But all along the Blue Coast north-west of Marseille there are dozens of little coves and calanques with no name which are easily accessible to hikers.
The camping sites in this area of Provence are concentrated at the western end of the Blue Coast strip towards Carro.
Others, where indicated, are fairly accessible by car or the Blue Coast train. Click on the map to enlarge the image.
The Plages de Corbière, just outside L'Estaque, are the unofficial starting point of the Blue Coast.
They consist of three artificially created urban beaches, the Plage de la Lave and the Plage de la Batterie, both sand, and the Plage du Fortin, a pebble beach.
The two sand beaches have a rather uninspiring view towards the port of Marseille, while the Plage du Fortin looks west along the coast and out to sea.
This spacious, landscaped park sits under the road and railway viaduct and is accessed down long flights of steps. It's equipped with showers, a first aid post and a large, wooded picnic area with tables and benches.
The area is short of places to eat out, though there's a mobile snack bar and a restaurant in the nearby boating centre, which also has facilities for rowing, sailing, kayaking and other water sports.
Quick and easy to get to from the centre of Marseille the Plages de Corbière are highly popular with locals. They're close to the city's rough and ready northern suburbs and can get rowdy at night.
There's very limited parking and on fine days (and evenings) you will see lines of cars stretching for miles along the road. It's best not to drive here but, if you must, be sure to arrive by the beginning of the afternoon.
CARRY LE ROUET
Immediately outside L'Estaque are the Blue Coast calanques - Niolon, Méjean and Ensuès la Redonne - and small rocky coves (Les Eaux Salées is one of the larger ones). The beaches proper really begin at Carry le Rouet.
A pleasure port noted for its open-air seafood feasts in winter and connection with the French film star Fernandel, Carry is also a good starting point for walks and hikes along the coast.

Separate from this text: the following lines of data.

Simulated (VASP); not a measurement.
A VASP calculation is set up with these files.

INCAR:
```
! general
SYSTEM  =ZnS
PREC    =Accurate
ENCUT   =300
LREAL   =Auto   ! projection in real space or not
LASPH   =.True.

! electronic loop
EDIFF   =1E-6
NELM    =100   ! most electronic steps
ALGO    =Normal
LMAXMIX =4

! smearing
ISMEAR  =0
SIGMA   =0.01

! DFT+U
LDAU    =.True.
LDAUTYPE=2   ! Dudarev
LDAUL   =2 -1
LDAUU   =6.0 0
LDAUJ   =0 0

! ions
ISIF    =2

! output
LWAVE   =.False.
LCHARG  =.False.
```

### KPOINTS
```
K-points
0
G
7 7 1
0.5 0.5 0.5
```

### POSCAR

Just outside the town to the east, the Plage du Rouet, sometimes known as the Plage des Tamaris, is the town's largest and best-equipped beach. It has a sailing and kayaking centre, paddle-boats for hire, two diving schools, a (paid-for) car-park for 450 vehicles and toilets and showers.
The beach itself consist of fine sand at the eastern end and pebbles towards the west. There is disabled access, plus two paid-for private areas if you want to avoid the crowds and lifeguards on duty during the summer.
Next along is Cap Rousset, with its pétanque court, lifeguard station, bar and restaurant, Le Madrigal. A little path leads from here through pine woods into the centre of town.
Or drive north out of Marseille along the A55 motorway until you reach the signposted turn-off to Carry (Junction 8).
SAUSSET LES PINS
The nicest beach along this segment of the coast is the Plage des Beaumettes, just across the boundary between Carry and Sausset les Pins. It's a coarse sand beach with three good restaurants across the road (recommended: Les Girelles).
Like Carry, Sausset is a commuter town and the coastal road is lined with modern villas and weekend houses. In winter, also like Carry, it hosts open-air seafood feasts.
The town is flanked by a series of creeks and stony beaches (pictured right), notably Le grand Rouveau, Le petit Rouveau, Le petit Nid, Le grand Nid and Bourmandariel. In the centre is a large harbour with berths for over 500 boats.
The coast west of Sausset is a fretwork of little bays and inlets and rocky or shingle beaches.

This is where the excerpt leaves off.